Izvestia | August 31, 2012
Journalist Orkhan Dzhemal talks about the fallout from the shocking murder of venerated Sufi leader Sheikh Said-Afandi Chirkeisky.
The murder of Sheikh Said Chirkeisky, which recently took place in Dagestan, is Russia’s most devastating terrorist attack of the last decade. The gravity of this assassination can only be comprehended by someone who is familiar with the situation in the Caucasus and understands that the aftermath of this killing will come to overshadow even the notorious Moscow metro blast.
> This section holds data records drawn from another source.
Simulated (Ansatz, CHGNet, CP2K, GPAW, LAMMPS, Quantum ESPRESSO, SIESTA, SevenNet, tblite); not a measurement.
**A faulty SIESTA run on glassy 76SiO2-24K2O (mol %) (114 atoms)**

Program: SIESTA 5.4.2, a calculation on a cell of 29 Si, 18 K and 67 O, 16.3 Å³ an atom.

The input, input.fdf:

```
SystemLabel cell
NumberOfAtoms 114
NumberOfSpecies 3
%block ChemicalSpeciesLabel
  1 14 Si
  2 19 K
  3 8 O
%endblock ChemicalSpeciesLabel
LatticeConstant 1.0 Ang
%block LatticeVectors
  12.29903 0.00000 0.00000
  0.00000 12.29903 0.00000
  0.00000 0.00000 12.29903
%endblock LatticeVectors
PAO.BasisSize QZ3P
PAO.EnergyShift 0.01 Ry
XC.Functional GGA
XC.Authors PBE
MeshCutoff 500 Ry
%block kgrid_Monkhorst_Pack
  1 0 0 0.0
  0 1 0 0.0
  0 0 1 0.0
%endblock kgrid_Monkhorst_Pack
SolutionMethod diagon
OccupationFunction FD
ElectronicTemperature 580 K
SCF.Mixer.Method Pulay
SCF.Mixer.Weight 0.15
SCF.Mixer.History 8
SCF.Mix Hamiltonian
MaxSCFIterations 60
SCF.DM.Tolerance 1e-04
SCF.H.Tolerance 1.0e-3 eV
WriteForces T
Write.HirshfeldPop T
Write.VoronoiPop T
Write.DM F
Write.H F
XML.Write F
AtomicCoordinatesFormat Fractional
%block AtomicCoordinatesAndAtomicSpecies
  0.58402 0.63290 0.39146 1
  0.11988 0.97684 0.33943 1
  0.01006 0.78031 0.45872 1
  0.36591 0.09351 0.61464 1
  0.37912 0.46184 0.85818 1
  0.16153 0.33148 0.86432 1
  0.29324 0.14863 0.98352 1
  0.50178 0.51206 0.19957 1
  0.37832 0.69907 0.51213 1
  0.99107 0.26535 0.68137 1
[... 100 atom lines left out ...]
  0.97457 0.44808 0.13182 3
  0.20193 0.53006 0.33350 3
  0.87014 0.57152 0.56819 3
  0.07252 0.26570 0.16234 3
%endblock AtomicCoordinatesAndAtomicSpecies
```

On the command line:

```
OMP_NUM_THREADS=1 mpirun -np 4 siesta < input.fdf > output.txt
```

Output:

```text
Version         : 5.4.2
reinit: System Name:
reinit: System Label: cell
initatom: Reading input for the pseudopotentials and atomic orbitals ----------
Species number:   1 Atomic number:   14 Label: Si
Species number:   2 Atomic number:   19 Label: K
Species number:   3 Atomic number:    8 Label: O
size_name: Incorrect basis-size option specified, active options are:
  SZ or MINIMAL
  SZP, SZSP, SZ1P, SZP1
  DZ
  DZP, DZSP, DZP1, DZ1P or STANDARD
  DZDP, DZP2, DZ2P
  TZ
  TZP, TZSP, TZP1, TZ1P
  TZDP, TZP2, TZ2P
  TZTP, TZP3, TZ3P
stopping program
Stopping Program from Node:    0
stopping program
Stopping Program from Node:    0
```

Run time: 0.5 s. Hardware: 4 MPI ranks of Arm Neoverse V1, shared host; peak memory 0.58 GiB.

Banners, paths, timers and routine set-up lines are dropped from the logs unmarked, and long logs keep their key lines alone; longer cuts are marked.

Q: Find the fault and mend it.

First of all, one needs to understand who Said Chirkeisky really was. He was not an official, not a parliament member, not a functionary; he had no official status at all. Yet he was a symbol of traditional Islam: the Sheikh headed the biggest Sufi order in the Caucasus and had an estimated 130,000 murids (followers). To follow their Sheikh meant more to Said Chirkeisky’s students than to recognize the spiritual greatness of their teacher; murids treat their Sheikh as a god. The water in which their Sheikh washes is of great value; it is preserved and drank, for they believe that it has the strongest healing powers in the world. A person granted a face-to-face meeting with the Sheikh will tell his children, grandchildren and great-grandchildren about it. If the Sheikh tells a murid "kill", he will kill, and if he tells him "die", he will die.
Nearly all other sheikhs in Dagestan were blessed by Said Chirkeisky- this is called "silsila", a transfer of spiritual grace that is analogous to Christian ordainment. His murids include nearly all of Dagestan’s elites – ministers, academics, billionaires. The official Spiritual Directorate of Dagestan was under his complete control. His murids head all the Islamic media projects in Dagestan and many in Moscow. During the campaign against Wahhabism, local police officers would come to homes of "doubtful ones” and tell them: take a wird from the Chirkei Sheikh (accept him as your spiritual guide), and we will ask you no more questions.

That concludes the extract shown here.